MPLS, or Multi-Protocol Label Switching, is a scalable, protocol-independent data-carrying service. Unlike traditional IP routing that relies heavily on examining the packet header to make forwarding decisions, MPLS uses labels to determine packet forwarding. These labels, simple numeric identifiers, are added to data packets to instruct Label Switch Routers (LSRs) in the network on how to forward these packets.

MPLS, or Multi-Protocol Label Switching, is a scalable, protocol-independent data-carrying service. Unlike traditional IP routing that relies heavily on examining the packet header to make forwarding decisions, MPLS uses labels to determine packet forwarding. These labels, simple numeric identifiers, are added to data packets to instruct Label Switch Routers (LSRs) in the network on how to forward these packets.

MPLS Architecture

The core components of an MPLS network include Label Edge Routers (LERs) and Label Switch Routers (LSRs). LERs sit at the boundary of the MPLS network and are responsible for adding and removing MPLS labels. LSRs, on the other hand, are internal routers that switch labels to forward packets through the network. They use a Forwarding Equivalence Class (FEC) to decide how to forward packets.

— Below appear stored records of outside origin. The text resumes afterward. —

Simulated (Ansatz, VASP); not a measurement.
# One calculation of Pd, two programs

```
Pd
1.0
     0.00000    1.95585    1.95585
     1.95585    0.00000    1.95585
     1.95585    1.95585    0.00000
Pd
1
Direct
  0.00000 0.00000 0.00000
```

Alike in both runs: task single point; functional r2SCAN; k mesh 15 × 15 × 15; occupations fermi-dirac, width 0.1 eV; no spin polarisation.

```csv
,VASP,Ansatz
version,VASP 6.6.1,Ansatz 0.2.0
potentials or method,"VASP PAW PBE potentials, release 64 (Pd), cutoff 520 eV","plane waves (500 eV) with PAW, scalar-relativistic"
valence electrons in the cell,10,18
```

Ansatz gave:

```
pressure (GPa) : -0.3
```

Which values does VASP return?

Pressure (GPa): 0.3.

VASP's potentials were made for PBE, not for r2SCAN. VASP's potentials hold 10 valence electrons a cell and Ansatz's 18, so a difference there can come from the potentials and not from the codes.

MPLS vs Traditional Routing

Computational Efficiency
In traditional IP routing, routers parse through the Network Layer header to decipher the destination IP address, which is then matched against complex routing tables to forward the packet. This process is computationally intensive and slows down data packet transmission. MPLS circumvents this by employing labels, which are pre-assigned, making the look-up process simpler and more efficient.

Deterministic Routing
Traditional IP routing uses dynamic routing algorithms that can change the path of a packet depending on network conditions. While this offers flexibility, it can lead to jitter and latency in real-time applications. MPLS networks use Label Switched Paths (LSPs), which are pre-established paths that offer deterministic routing, reducing latency and jitter.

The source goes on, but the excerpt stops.